Yazidi women seek justice in U.S. court for crimes committed by ISIL

April 29, 2021 – Alexandria, Virginia

Amal Clooney, the Center for Justice & Accountability (CJA), and Gibson, Dunn & Crutcher LLP represent five Yazidi women as victims’ counsel in U.S. prosecution of an accused ISIL member.

On Tuesday, a motion filed by a group of five Yazidi women in the case against ISIL member Nisreen Assad Ibrahim Bahar (also known as “Umm Sayyaf”) before the United States District Court for the Eastern District of Virginia became public. The Yazidi women are all victims of horrific crimes perpetrated by Umm Sayyaf and believe that she should be prosecuted in the United States for her role in the genocide of the Yazidis.

“The criminal case in the U.S. represents the only vehicle to hold Umm Sayyaf to account for her horrific crimes against our clients. They have already waited too long for their day in court,” said Amal Clooney.

The women survived egregious crimes committed by Umm Sayyaf and her husband, Abu Sayyaf, an ISIL senior leader, as part of ISIL’s campaign to eradicate the Yazidi people.  During ISIL’s massacre of the Yazidis in the Sinjar region of Iraq in 2014, four of the women—all of whom were teenagers at the time—were kidnapped and sold as slaves, or sabaya, a central tactic in ISIL’s genocidal campaign.  The fifth woman’s 15-year old daughter, Inas, was also held at the Sayyaf house.

The Sayyafs enslaved the Yazidi girls at their home in Al-Shaddadi, Syria.  While enslaved, they, along with other Yazidis and a captured American aid worker, Kayla Mueller, were subjected to torture, rape, beatings, and starvation. Umm Sayyaf routinely prepared and led the women and girls to be raped by ISIL militants, including by Umm Sayyaf’s husband and Abu Bakr al-Baghdadi, the leader and self-proclaimed caliph of ISIL. Kayla was reportedly killed, and Inas was never seen again.

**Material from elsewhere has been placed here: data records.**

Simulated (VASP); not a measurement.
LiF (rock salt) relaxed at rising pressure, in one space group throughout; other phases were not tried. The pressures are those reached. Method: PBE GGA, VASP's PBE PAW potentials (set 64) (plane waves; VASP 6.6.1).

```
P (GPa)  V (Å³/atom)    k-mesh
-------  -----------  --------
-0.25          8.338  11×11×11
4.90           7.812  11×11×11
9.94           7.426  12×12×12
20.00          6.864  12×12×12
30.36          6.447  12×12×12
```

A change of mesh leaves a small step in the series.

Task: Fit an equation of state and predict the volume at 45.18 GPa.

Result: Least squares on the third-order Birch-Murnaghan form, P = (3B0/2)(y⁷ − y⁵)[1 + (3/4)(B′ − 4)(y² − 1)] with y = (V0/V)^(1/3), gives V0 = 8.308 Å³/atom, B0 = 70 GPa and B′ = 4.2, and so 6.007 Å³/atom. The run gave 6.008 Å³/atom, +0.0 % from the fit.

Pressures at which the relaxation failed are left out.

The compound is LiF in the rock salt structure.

Umm Sayyaf has never been brought to justice for her crimes against our clients. Following her capture by U.S. troops in 2015, the U.S. Government filed a criminal complaint against Umm Sayyaf solely for knowingly conspiring to provide material support to ISIL. But the case has been dormant since that time. “Notwithstanding her clear involvement in the genocide of the Yazidis, U.S. prosecutors never charged her for any of the human rights abuses she has committed,” said Daniel McLaughlin, senior staff attorney at CJA. “Even with a criminal complaint on file for the past five years, the U.S. has never expanded the charges against her or sought her transfer from Iraq.”

“Our clients have filed this motion to be recognized as crime victims under the CVRA and to ensure they have a voice in the process of holding Umm Sayyaf accountable for her crimes against them,” says Zainab Ahmad, Partner at Gibson, Dunn & Crutcher LLP. “This right for victims to participate in the criminal justice process is exactly what the CVRA, which was passed in part to address the limited ability of terrorism victims to participate in the trial of the mastermind of the Oklahoma City bombing, is meant to protect.”